I would not like to mention Individual cases.
Even the timeline?
Timeline I would not like to give and we will see. In any case, we haven’t taken – normally if you see in the past how much time the RBI has taken to give a banking licence, this time it is not as if we have taken any extra time or anything like that.
I am not saying it is an outlier case, it is just that there is also a case of Indiabulls in the courts, you won’t wait for that result?
Individual cases, I would not like to comment.
This is not an individual case, I wanted to ask you generally these small finance banks, their holding company and their units having to be listed. At some point will you take a relook at it because it seems a little bit of duplication that a couple of these banks have to list both, not the regulator’s fault, it was their own making but nevertheless would you look at changing the rules?
That affects one or two entities, which have listed their holding company but there is a regulatory stipulation, which was known very well to everybody and now with regards to the small finance banks, we have come out with the draft guidelines for on-tap licence and we are now waiting for – we have given a time limit to get public comments and observations from stakeholders. So once we get their public comments, we will come out with the finance guidelines.
What is the RBI view on promoter holding itself? We know one promoter has taken you to court, will you relook at promoter holding rules?

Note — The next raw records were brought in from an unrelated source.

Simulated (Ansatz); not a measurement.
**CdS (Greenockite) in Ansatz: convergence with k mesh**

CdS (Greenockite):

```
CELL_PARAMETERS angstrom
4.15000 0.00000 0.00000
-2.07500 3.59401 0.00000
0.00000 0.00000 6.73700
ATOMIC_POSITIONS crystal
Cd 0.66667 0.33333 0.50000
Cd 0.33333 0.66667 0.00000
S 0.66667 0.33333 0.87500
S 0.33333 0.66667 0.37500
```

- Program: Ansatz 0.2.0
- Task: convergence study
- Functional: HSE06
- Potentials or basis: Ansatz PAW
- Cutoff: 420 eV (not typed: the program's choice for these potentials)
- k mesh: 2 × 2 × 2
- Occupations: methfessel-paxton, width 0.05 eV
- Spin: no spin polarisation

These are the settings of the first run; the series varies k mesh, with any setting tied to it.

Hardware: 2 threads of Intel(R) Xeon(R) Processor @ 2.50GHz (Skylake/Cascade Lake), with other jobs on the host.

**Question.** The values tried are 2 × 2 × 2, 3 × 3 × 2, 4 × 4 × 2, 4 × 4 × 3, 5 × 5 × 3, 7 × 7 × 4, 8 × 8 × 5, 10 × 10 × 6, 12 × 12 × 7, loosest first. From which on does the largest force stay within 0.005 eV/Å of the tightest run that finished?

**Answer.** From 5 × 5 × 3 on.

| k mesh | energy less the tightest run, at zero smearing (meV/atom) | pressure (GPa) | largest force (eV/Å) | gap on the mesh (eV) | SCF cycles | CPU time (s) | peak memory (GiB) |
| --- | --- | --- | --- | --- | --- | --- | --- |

That is again an individual case. I won’t like to comment.
I am asking you whether the rules for promoter holding, will you want to take a look at it and see whether 15 should be the level, 20 or 25?
As and when we decide you will know about it. At the moment, I don’t want to say anything which sort of directly or indirectly refers to commenting on an individual case.
Finally, liquidity framework – when is the report expected?
Liquidity framework report, I concede that we have taken more time than what we had originally planned and that is because a lot of stakeholder consultation was done. The report is almost ready and I think we will be in a position to release it for public consultation in the next few days.
At the moment, the weighted average call rate has to be hugging the repo rate as it were, that is hardcoded into the liquidity framework, because of that even if you have surplus liquidity, the weighted average call rate doesn’t move towards the reverse repo rate, will that itself be recast?
Let us wait for the committee’s report - the internal working group rather. Let us wait for their report and once it is out, then you will know what is the current thinking of the group and when we get the stakeholders’ comments and observations then only we will take a final view.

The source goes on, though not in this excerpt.